MADISON (WKOW) -- Madison city leaders are standing by their Democracy in the Park ballot collection effort despite assertions from state Republican leaders that votes collected during the event could be challenged in court.
Madison City Attorney Michael Haas called a letter sent to the city clerk from a lawyer on behalf of Assembly Speaker Robin Vos, R-Rochester, and state Senate Majority Leader Scott Fitzgerald, R-Juneau, "misinformation."
The letter, shared with members of the media late last week, claims that the Democracy in the Park event violates state law by not offering an approved method of ballot collection.
The event, held last Saturday and scheduled again for this weekend, is put on by the Madison City Clerk's Office and gives voters an opportunity to turn in absentee ballots at 206 city parks.
Poll workers staff the different sites and collect ballots in much the same manner they would inside the clerk's office.
"Given the apparent unlawfulness of the absentee-ballot-collection efforts of your 'Democracy in the Park' campaign, there is a grave risk that all ballots you collect through this campaign will be challenged in court and ultimately invalidated," the letter said.

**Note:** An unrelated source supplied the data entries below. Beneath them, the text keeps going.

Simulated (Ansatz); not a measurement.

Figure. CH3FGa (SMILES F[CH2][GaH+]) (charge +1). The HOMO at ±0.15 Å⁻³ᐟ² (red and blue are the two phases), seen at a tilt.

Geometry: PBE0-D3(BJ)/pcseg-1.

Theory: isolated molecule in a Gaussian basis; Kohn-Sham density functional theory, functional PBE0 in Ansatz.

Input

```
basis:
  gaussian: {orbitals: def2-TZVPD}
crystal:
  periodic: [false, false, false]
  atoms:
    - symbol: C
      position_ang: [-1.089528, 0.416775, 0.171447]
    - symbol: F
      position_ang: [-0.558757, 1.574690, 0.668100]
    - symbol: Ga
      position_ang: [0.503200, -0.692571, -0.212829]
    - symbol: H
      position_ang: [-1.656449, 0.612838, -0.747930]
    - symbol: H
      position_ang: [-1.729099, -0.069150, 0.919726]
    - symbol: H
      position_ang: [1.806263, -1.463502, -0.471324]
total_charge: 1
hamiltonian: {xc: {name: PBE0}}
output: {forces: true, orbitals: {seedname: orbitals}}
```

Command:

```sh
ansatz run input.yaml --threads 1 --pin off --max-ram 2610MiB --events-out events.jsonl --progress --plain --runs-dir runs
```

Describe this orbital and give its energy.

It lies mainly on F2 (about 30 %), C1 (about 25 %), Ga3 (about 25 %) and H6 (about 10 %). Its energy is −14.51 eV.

Haas characterized the letter as "a legal threat hanging out there."
The letter did not say if Republicans in the Legislature would bring a lawsuit against the city for holding the event.
Wisconsin Elections Commission Administrator Meagan Wolfe said the event did not break any law.
"The prohibition is on being able to issue any ballots prior to the 14 days before the election, when that in-person absentee period can start" Wolfe said. "We're not aware of anyone who has done that."
Haas enchouraged other municipalities to hold their own events similar to Democracy in the Park noting that it had resulted in the city receiving almost 11,000 absentee ballots.